Is it possible to restrict the "softness" to the satisfiability search only? I.e.: If the soft assertion is satisfiable at all, it is kept and then treated as "hard" assertion in the optimization?
Example exhibiting the aforementioned:
(declare-fun x () Int)
(declare-fun y () Int)
(assert (< (+ x y) (* x y)))
(assert (>= x 0))
(assert (>= y x))
;(assert-soft (>= (* 4 x) y)); x->2, y->500
(assert (>= (* 4 x) y)); x->16, y->62
(assert (<= (* x y) 1000))
(maximize (+ x y))
(set-option :opt.priority pareto)
(check-sat)
(get-value (x y (+ x y) (* x y)))
(check-sat)
(get-value (x y (+ x y) (* x y)))
;...
This would be required to fulfill the following use case:
Given a complex fixed ruleset on a large (>1000) number of variables (mostly having a finite domain), a user can choose the desired values for any of those, which may lead to conflicts with the ruleset.

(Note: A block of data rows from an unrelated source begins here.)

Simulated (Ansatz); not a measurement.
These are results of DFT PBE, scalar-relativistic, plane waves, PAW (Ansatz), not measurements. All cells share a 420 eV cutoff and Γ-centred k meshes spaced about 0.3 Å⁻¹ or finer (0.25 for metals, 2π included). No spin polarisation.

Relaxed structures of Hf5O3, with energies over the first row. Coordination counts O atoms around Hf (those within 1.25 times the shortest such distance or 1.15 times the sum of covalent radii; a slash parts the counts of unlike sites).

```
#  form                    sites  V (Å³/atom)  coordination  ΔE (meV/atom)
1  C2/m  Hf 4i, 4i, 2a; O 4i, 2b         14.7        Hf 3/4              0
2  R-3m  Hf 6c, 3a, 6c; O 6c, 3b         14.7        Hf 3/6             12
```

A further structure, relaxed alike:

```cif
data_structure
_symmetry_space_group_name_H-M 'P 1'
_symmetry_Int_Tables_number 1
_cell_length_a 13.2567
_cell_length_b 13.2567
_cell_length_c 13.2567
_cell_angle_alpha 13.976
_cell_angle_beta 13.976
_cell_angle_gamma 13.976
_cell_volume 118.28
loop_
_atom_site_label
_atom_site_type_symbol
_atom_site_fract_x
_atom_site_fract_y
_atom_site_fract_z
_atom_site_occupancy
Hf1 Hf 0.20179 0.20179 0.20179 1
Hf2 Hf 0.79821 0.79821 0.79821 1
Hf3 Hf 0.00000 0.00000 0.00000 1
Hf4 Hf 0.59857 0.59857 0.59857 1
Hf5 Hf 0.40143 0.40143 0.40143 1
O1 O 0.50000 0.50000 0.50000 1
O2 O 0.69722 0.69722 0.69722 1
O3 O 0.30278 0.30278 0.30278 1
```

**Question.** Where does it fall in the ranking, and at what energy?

The individual values for a variable have ratings/weights.
So, given a set of user-selected (possibly conflicting) selections, the ruleset itself and finally the ratings of the set of all possible selections, one solution for all variables is to be found, which, while respecting all non-conflicting selections by the user, maximizes the total rating score.
I had the idea of using assert-soft for user selections to cancel out conflicting ones, while combining it with the optimization of z3 to get the "best" solution. However, this failed, which is the reason for this question.
My answer is yes, if you do it incrementally.
Assume that the set of soft-clauses has only a unique Boolean assignment which makes its associated MaxSMT problem optimal.
Then, it is easy to make satisfiable soft-clauses hard by fixing the value of the associated objective function. Although z3 does not allow to put explicit constraints on the name of a soft clause group (AFAIK), one can do it implicitly by using a lexicographic multi-objective combination rather than a pareto one.
Now, in your example we can safely switch from pareto to lexicographic search because there is only one extra objective function in addition to the one implicitly defined by assert-soft. Assuming the value of the assert-soft group being fixed, the whole problem degenerates to a single-objective formula which in turn has always at-most-one Pareto-optimal solution.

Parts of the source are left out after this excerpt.